US President Donald Trump’s latest tariff war is shaping up to be far more challenging than his previous attempts, as economists point out the mounting pressure on US assets and the volatility in global capital markets. The uncertainty surrounding US trade policies, coupled with market jitters, is forcing Washington to reconsider its stance on tariffs, with some experts predicting that a quick victory is unlikely.
Intensified US – China Tariff Dispute
Trump’s recent tariffs, particularly on China, are at the forefront of the global economic tensions. The president has imposed a 145% tariff rate on Chinese goods entering the US, to which Beijing has retaliated with an 84% tariff on US exports.
Additionally, Trump’s aggressive trade policy extends beyond China, with hefty duties levied on US allies in the European Union and other Asian economies, triggering concerns about a global trade slowdown.
The impact on capital markets has been profound, with the US benchmark index experiencing a sharp correction, losing over $6 trillion in just two days following Trump’s announcement of the “liberation day” tariffs in April.
Read More: Asia-Pacific Stocks Trade Mixed as Investors Monitor US Trade Talks, Dollar Strength
Economist Warns of an Uncertainty
Sergei Guriev, Dean of the London Business School, explained at the third Capital Market Summit in Dubai that the tariff war is unlikely to be the easy win that some predicted. He also added that, unlike the first round of Trump’s trade policies, the economic environment today is vastly different.
According to Guriev, the US administration is feeling the pressure from the market’s volatility and the financial losses faced by its allies. As a result, there is a possibility that Washington will backtrack on some of its more aggressive policy positions.
“My optimistic angle is this administration seems to be sensitive to markets when it sees that people who are friends with administrations are losing money,” Guriev said. “When they see that capital markets, bond markets are nervous, they sometimes walk back.”
Global Economic Uncertainty and New Alliances
One of the most significant risks of this ongoing trade war is the extreme policy uncertainty coming from Washington. Economists warn that this instability is pushing other nations to form new alliances, particularly neutral countries like the UAE, which are seizing opportunities to open new trade channels.
Rajeev Sibal, Senior Global Economist at Morgan Stanley, noted that the UAE is taking a more measured approach, focusing on its strategic location for trade and forging new trade agreements. The UAE has negotiated several Comprehensive Economic Partnership Agreements (CEPAs), which have created new opportunities for international trade. This approach, according to Sibal, has positioned the UAE as a key player in the evolving global trade environment.
“The UAE is strategically placed to benefit from these shifting trade dynamics,” Sibal explained. “New trade routes are emerging, and the country is well-positioned to capitalize on these opportunities through its flexible policy framework.”
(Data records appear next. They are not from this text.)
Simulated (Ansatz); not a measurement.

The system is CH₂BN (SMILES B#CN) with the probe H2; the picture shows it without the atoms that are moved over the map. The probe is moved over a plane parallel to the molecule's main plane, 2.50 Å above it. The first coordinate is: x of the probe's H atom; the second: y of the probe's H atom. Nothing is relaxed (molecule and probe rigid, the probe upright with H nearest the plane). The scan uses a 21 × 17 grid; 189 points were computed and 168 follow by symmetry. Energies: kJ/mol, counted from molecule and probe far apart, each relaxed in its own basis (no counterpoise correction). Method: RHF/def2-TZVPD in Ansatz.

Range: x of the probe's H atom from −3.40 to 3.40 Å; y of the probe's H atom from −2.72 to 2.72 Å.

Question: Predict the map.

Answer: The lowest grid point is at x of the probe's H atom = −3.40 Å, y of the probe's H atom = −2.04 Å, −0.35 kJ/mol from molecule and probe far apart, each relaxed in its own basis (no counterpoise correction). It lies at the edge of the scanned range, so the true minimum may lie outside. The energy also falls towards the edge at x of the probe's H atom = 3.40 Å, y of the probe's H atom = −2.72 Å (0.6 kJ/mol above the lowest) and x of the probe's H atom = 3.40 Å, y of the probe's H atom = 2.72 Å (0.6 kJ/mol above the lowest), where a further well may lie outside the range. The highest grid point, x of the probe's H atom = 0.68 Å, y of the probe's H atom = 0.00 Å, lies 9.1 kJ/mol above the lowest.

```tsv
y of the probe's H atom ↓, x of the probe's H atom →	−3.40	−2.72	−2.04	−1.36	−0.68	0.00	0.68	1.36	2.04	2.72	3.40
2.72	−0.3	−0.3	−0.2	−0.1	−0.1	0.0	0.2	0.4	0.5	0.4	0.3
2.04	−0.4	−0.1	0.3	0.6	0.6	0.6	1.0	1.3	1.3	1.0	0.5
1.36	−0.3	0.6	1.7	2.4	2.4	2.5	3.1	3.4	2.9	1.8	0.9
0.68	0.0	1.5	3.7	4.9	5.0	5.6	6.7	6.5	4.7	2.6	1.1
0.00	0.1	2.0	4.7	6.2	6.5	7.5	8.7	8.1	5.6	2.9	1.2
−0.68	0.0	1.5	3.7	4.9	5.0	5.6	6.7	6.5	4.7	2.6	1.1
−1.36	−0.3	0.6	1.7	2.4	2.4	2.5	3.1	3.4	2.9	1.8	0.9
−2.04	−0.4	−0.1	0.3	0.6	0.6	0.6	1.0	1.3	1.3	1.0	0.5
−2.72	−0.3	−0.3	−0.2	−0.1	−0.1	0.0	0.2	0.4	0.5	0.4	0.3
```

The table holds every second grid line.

Also Read: Trump’s Tariff Chaos Forces European Auto Giants to Ditch Financial Guidance
UAE Resilience Among Global Economic Pressure
Despite the challenges posed by external economic pressures, the UAE and Dubai have shown resilience. According to Simon Williams, Chief Economist for CEEMEA at HSBC Middle East, the UAE has undergone significant structural reforms over the past five years, making it well-prepared for growth even in the face of global shocks.
Williams, along with Guriev, advised that neutral countries like the UAE should continue to foster trade with both the East and West, benefiting from investments and trade partnerships across the globe. By maintaining an open and adaptive trade policy, these nations are well-positioned to weather the storm of rising tariffs and trade tensions.
“The UAE, and Dubai in particular, are prime candidates to become the global trade hub in this new landscape,” Guriev said. “With tariffs potentially set at 10% for most nations and 60% for China, the UAE is poised to attract trade and investment from both sides, positioning itself as a neutral ground for international commerce.”
Uncertainty in US Dollar Assets and Global Capital Markets
As the trade war escalates, the implications for global capital markets and US dollar assets remain uncertain. The volatility in these markets has raised questions about the security of US dollar-denominated assets, with Guriev warning of increased dollar fluctuations as trade-related uncertainty persists. For investors, this presents a new challenge in navigating the shifting landscape of global trade and capital flows.
Conclusion
Ultimately, economists suggest that while the current situation is complex, it also presents unique opportunities for countries like the UAE that are prepared to adapt to a changing global economy. By positioning themselves as neutral hubs for trade and investment, countries in the Middle East are positioning themselves to thrive despite the ongoing challenges of the US-China trade war.